BOSTON — It’s a fact of life in Massachusetts: A cold, snowy winter brings a spring full of potholes. Every March, road crews drive around towns patching up the holes in a ritual of spring cleaning.
This year, Boston is trying to fix potholes in record time: two business days. Since March 12, the city has filled more than 1,680.
Last weekend, driving down St. James Avenue in the Back Bay, my car stumbled over three consecutive potholes in just 20 feet — one little dip, one medium-sized hole and one giant crater filled with water.
Down the street I met Kyle Dailey, a car salesman who told me at his dealership they have a special area to fix bent rims, carry a surplus of tires, and offer rim and tire insurance.
As we drove around the corner, he showed me why he always recommends the insurance to his customers.
“So when I was taking this right, right here, I just went bump and then it just literally ate my rim,” he recalled.
His warning light flashed, his car stalled and within minutes he was stuck on the side of the road with a flat tire.
Five days later Dailey’s pothole had been patched. An anonymous constituent reported it to the city on March 21.
Justin Holmes, director of constituent engagement for the city of Boston, says the pothole was filled on March 23, two days after it was reported. He says the city is trying to double its repairs during the normal post-winter rush so it’s launched a campaign called “SpotHoles,” urging the public to pitch in with complaints.
And complaints are indeed pouring in — they come through the old-school hotline, Twitter and mobile apps.
Public Works Commissioner Joanne Massaro says once the snow melts, people start seeing the potholes.
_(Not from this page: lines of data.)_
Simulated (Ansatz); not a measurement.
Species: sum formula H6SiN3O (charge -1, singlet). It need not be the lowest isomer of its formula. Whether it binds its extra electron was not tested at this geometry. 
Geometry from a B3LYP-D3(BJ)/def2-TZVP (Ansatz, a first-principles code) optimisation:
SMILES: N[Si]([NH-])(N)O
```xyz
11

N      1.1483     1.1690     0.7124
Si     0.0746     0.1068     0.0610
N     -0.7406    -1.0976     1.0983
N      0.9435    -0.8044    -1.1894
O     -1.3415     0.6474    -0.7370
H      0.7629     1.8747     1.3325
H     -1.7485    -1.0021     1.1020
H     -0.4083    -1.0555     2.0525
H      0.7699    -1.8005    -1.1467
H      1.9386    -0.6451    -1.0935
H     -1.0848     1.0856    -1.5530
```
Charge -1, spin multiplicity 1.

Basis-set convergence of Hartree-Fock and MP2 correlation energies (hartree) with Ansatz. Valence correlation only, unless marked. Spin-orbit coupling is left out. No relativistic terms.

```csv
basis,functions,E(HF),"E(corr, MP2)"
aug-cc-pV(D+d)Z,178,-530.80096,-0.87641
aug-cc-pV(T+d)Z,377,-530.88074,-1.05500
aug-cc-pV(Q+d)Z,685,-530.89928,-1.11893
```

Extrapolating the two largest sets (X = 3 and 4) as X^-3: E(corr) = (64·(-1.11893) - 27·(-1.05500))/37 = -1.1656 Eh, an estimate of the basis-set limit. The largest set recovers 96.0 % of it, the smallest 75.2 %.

“You have roads that age over time, take a lot of wear and tear, maybe there’s some cracks that develop,” Massaro said. “Over time, water gets underneath there. In the wintertime it freezes, then thaws. Then the cracks become bigger and they become holes.”
During the March surge, when crews are working around the clock, they plug most holes with hot asphalt. But for year-round, quick fixes the city is experimenting with new technologies. One method is a temporary one: A bag filled with Silly-Putty-like material is placed over a pothole to protects cars until the hole can be permanently filled.
Another potential alternative comes from a company called Unique Pavement Materials.
“It’s a permanent fix,” said Michael Wohlfahrt, who works for UPM. “We fill a pothole like this and after we leave it today, the material, the patch and the repair is going to stay intact longer than this surrounding pavement.”
Wohlfahrt demonstrated his product at a test site in Dorchester by compacting the fill and restoring the hole in minutes. The city will monitor this pilot site for the next six months to see how well the technology works and maybe use it next spring.
As for this spring, city officials say they’re handling 95 percent of pothole requests within two days.
To put the city’s claim to test I filed a complaint about the three potholes on St. James Avenue via the Citizens Connect mobile app. Two days later, all three holes were gone.